When it comes to the costs of homeownership, most of us tend to focus on monthly payment and the size of the needed down payment. Sometimes, the cost of repairs and maintenance will come into the discussion as well, but there’s another cost that seldom enters the picture: transaction costs.
We do think about transaction costs when it comes to buying and selling stocks, mutual funds and other types of investments, but seldom housing. Perhaps this is because transaction costs are not recurring costs, but entry and exit fees we pay on an asset that we don’t trade too frequently. Maybe that’s true, but when we do pay them, we really pay them, and that’s because where housing is concerned, transaction costs can be incredibly high.
Photo via Wikimedia Commons.
Typically, transaction costs for housing only enter the picture when we’re buying or (mostly) selling a home. And when it does, we tend to write it off as part what it costs to sell a house, or to buy one. In between, or in regard to the ongoing cost of homeownership, it usually isn’t a consideration.
In truth they really should be, especially since a house is a long term asset. The transaction costs either to buy or sell that asset have a material impact on the viability of that investment.
Consider the amount of typical transaction fees associated with either buying or selling a home. On the buying side, your closing costs: attorney fees, loan fees, origination points, transfer taxes and a host of other fees — that average about 3% of the cost of the home. On top of that however, there are also escrows for property taxes and homeowners insurance, plus utility allocations, home owner’s association dues and other fees. Taken together, all transaction costs associated with the purchase of a home average somewhere around 5% of the purchase price of the home. Sometimes sellers will help you pay these fees, sometimes not.

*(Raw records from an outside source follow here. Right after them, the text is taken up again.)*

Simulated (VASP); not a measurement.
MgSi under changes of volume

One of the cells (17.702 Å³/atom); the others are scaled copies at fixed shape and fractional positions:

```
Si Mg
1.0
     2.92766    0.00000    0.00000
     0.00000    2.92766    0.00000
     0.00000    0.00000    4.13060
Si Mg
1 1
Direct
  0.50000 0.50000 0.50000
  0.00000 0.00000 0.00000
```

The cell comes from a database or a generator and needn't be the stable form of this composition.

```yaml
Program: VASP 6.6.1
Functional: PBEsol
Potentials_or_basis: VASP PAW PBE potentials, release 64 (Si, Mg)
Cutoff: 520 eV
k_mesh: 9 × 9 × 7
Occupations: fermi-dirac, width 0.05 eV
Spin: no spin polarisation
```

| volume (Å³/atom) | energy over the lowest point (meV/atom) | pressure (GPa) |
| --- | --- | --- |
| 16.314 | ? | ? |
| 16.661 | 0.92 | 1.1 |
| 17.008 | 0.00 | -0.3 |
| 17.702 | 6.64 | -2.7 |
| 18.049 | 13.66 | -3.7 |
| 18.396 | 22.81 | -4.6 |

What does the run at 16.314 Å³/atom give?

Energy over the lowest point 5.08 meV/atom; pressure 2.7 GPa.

Transaction costs for sellers are usually higher — much higher. A typical realtor fee is 6% of the sale price of the home. There are miscellaneous closing costs — attorney fees, transfer taxes and other fees, plus the seller portion of utility and home owner’s association dues allocations — that easily add another 1%. State and local transfer taxes can make this number even higher depending on where you live. Then, as an incentive, you may pay part of the buyers closing costs — maybe 2-3% — as an incentive to sell your home. Taken together, transaction costs for a seller average about 10% of the sale price.
Five percent on the buy side, ten percent on the sales side — added together that’s an incredible 15% of the cost of your home!
Perhaps part of the reason homeowners don’t factor transaction costs in to the cost of homeownership is that, until recently, real estate price appreciation made it largely a non-factor. If house prices rise by an average of 7-8% per year, as they were doing reliably until about 2007, 15% transaction costs could be overcome in as little as two years. If you lived in an area that had double digit appreciation rates, transaction costs might have been wiped out in the first year of ownership — everything after that was pure gain.
That’s hardly the housing market we have today. With property values being flat or even declining in much of the country, the full force of 15% in transaction costs will be a major factor in the decision either to buy or sell a home. On a $200,000 home, that will translate into $10,000 (5%) in transaction costs buying in, and $20,000 (10%) when it’s time to sell. Absent appreciation, those costs are tough to absorb.
In a market of flat to declining home prices, you want to do your best to avoid having to pay transaction costs where ever possible. One of the ways to do that is by being sure to buy a home you can well afford and can stay in for many years. That’s why it’s absolutely critical that you’re conservative in determining how much house you can afford to buy.
Though you may consider the option of selling the home if it’s too great a strain on your budget, doing so with potential selling costs in the range of 10% will make it much harder.
It’s probably best to buy a home that’s a little beneath your ability to afford. Lenders normally allow you to buy a home with a payment (principal, interest, real estate taxes and insurance) equal to at least 28% of your stable monthly income. But it may be better for you in the long run if you keep the payment to no more than 25% or even 20%. By doing this, you won’t be forced into selling your home and incurring large transaction costs.
Have you ever figured transaction costs into the cost of owning your home? Have they ever discouraged you from either selling your home, or buying a new one?